Furthermore, while Public Act 54 gives employees' representatives an incentive to come to the bargaining table, it also creates an incentive for public employers to procrastinate.
Response: It is not in the interest of governmental agencies to delay contract negotiations. Municipalities and school districts have to set budgets and need the certainty of contracts.
In addition, according to an attorney testifying on behalf of the Michigan Municipal League, decisions of the Michigan Employment Relations Commission have found no conflict between Public Act 54 and Public Act 312, and there is no confusion in the legal community regarding the application of the two.
Opposing Argument
Before Public Act 54 of 2011 was enacted, representatives of public employees were not always coming to the bargaining table in a timely manner. The Act has provided the incentive necessary for the parties to reach an agreement before a CBA expires. If that is accomplished, wages and benefits will not be frozen and the prohibition against retroactive increases will not be a problem.
There is no need to carve out an exception for employees subject to Public Act 312. Although the discussion might have focused on teachers when Public Act 54 was enacted, all versions of that legislation referred to a "public employer" and did not distinguish between teachers, police officers, and any other public employees.

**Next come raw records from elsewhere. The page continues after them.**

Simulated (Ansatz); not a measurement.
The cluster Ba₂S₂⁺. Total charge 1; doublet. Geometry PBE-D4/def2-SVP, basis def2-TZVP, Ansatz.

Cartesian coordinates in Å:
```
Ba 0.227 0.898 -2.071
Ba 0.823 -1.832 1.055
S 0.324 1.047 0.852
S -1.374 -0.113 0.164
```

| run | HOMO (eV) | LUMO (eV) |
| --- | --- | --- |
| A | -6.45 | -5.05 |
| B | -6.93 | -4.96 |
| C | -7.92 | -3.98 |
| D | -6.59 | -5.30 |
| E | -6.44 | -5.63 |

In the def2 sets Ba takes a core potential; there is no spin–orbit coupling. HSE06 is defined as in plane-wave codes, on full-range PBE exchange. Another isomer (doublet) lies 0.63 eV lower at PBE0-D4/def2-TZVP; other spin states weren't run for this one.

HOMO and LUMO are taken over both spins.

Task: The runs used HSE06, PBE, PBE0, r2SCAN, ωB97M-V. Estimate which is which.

Response: As a result of the inclusive language of the amendment, some provisions of Public Act 312 have been circumvented. Whether this was inadvertent or not, it can be corrected now.
Opposing Argument
It is unfair for any public employee to be denied pay raises and benefit increases during contract negotiations. Public Act 54 should be repealed.
FISCAL IMPACT
The bill would no fiscal impact on the State, and a minor, but likely negative, fiscal impact on local units of government. The bill would exempt police officers and firefighters from the prohibition on increases for wages of public employees after the expiration of a collective bargaining agreement. The bill also would exempt those employees from having to pay any increased costs of insurance and other benefits that occur after the expiration of a collective bargaining agreement. The bill would presumably pass the costs related to any wage increases and increased benefit costs after the expiration of a collective bargaining agreement onto the municipality served by the employing police or fire department until a new agreement was in place.
This analysis was prepared by nonpartisan Senate staff for use by the Senate in its deliberations and does not constitute an official statement of legislative intent.